Now how could you possibly not agree with speakers who castigate the USAID and the NDI that was founded by Madeline Albright even if they would also like to keep Muslims from entering the country? Nobody’s perfect, after all. In fact, the Russian delegation to the conference included Boris Kagarlitsky who is regarded as one of Russia’s leading Marxists. Even if he is critical of Vladimir Putin, that does not get in the way of the Kremlin funding his think-tank. They obviously understand the value of cobbling together reds like Kagarlitsky and a brown outfit like the FPO.

Six years ago I wrote a critique of an interview that Chris Hedges conducted with Noam Chomsky that put forward the idea that the USA was going through a period similar to the Weimar Republic. Chomsky commented:

There was also tremendous disillusionment with the parliamentary system. The most striking fact about Weimar was not that the Nazis managed to destroy the Social Democrats and the Communists but that the traditional parties, the Conservative and Liberal parties, were hated and disappeared. It left a vacuum which the Nazis very cleverly and intelligently managed to take over. The United States is extremely lucky that no honest, charismatic figure has arisen.

Of course, now six years later, Chomsky would undoubtedly state that such a “charismatic” figure has arisen—the porcine sexist and immigrant-hating presidential candidate who would get the red carpet treatment at an FPO gathering.

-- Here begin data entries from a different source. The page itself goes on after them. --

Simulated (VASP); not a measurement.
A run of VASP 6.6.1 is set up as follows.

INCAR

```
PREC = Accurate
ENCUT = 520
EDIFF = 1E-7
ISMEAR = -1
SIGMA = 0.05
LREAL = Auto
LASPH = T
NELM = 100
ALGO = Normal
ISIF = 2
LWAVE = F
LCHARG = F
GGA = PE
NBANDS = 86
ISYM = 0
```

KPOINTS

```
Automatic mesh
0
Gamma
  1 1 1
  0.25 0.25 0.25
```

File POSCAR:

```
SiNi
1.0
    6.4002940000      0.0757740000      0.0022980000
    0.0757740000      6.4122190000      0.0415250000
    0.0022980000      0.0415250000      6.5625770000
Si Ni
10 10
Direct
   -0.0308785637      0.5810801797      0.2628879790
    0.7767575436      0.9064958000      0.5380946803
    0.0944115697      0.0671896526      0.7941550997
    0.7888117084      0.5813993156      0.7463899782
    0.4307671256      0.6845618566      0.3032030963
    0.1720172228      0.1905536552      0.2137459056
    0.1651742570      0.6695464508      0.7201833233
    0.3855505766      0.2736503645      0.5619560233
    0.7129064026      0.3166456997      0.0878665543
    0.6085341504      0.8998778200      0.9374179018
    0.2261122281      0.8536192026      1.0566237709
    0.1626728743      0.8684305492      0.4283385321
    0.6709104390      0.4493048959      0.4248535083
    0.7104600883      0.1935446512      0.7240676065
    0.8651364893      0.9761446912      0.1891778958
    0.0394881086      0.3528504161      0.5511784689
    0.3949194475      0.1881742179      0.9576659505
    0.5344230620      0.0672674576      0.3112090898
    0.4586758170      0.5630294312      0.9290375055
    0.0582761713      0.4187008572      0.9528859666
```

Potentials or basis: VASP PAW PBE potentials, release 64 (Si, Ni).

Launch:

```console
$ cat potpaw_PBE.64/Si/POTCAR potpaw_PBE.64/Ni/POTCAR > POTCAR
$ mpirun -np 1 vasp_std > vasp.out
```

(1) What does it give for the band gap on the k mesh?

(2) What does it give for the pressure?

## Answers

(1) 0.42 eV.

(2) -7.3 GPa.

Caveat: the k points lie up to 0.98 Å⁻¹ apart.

While I don’t think that a new Nazi takeover is imminent, there are parallels with the 1920s that must be mentioned especially in the context of a red-brown alliance that is developing all across Europe and the USA

In the early 1920s, a wing of the Communist Party developed a National Bolshevism program that envisioned collaboration between the red and the brown as I pointed out in an article I wrote about fifteen years ago:

The German party was then thrown into a new crisis over the Treaty of Rapallo, a peace agreement between Germany and the Soviet Union concluded at the end of April in 1922. This treaty raised the same sort of contradictions as the Ribbentrop-Molotov pact of 1939. How could Communists call for the overthrow of a regime that the Russian party had just pledged to maintain peaceful relations with? Stalin resolved this contradiction in a straightforward manner. He declared that anti-fascist agitation should immediate stop. The Communist Parties of 1922 had not become degenerated and still tried to maintain a revolutionary outlook, no matter the difficulties.

Karl Radek … interpreted the Treaty of Rapallo as a go-ahead to support the German bourgeoisie against the dominant European capitalisms, especially France. Germany was forced to sign a punitive reparations agreement after WWI and was not able to satisfy the Entente powers. France then marched into the Ruhr in order to seize control of the mines and steel mills. The German capitalist class screamed bloody murder and proto-fascist armed detachments marched into the Ruhr to confront the French troops.

Radek interpreted these German right-wing counter-measures as a sign of progressive nationalism and argued that a bloc of all classes was necessary to confront Anglo-French imperialism. At the height of the anti-French armed struggle in the Ruhr, the German Communist Party took Radek’s cue and began to issue feelers to the right-wing nationalists.

On June 20, 1922 Radek went completely overboard and made a speech proposing a de facto alliance between the Communists and the Fascists. This, needless to say, was in his capacity as official Comintern representative to the German party. It was at a time when Trotsky was still in good graces in the Soviet Union. Nobody seemed to raise an eyebrow when Radek urged that the Communists commemorate the death of Albert Schlageter, a freecorps figher who died in the Ruhr and was regarded as a martyr of the right-wing, a German Timothy McVeigh so to speak. Radek’s stated that “…we believe that the great majority of nationalist minded masses belong not to the camp of the capitalists but to the camp of the Workers.”

Radek’s lunacy struck a chord with the German Communist ultraleftists who went even further in their enthusiasm for the right-wing fighters. Ruth Fischer gave a speech at a gathering of right-wing students where she echoed fascist themes:

Whoever cries out against Jewish capital…is already a fighter for his class, even though he may not know it. You are against the stock market jobbers. Fine. Trample the Jewish capitalists down, hang them from the lampposts…But…how do you feel about the big capitalists, the Stinnes, Klockner?…Only in alliance with Russia, Gentlemen of the “folkish” side, can the German people expel French capitalism from the Ruhr region.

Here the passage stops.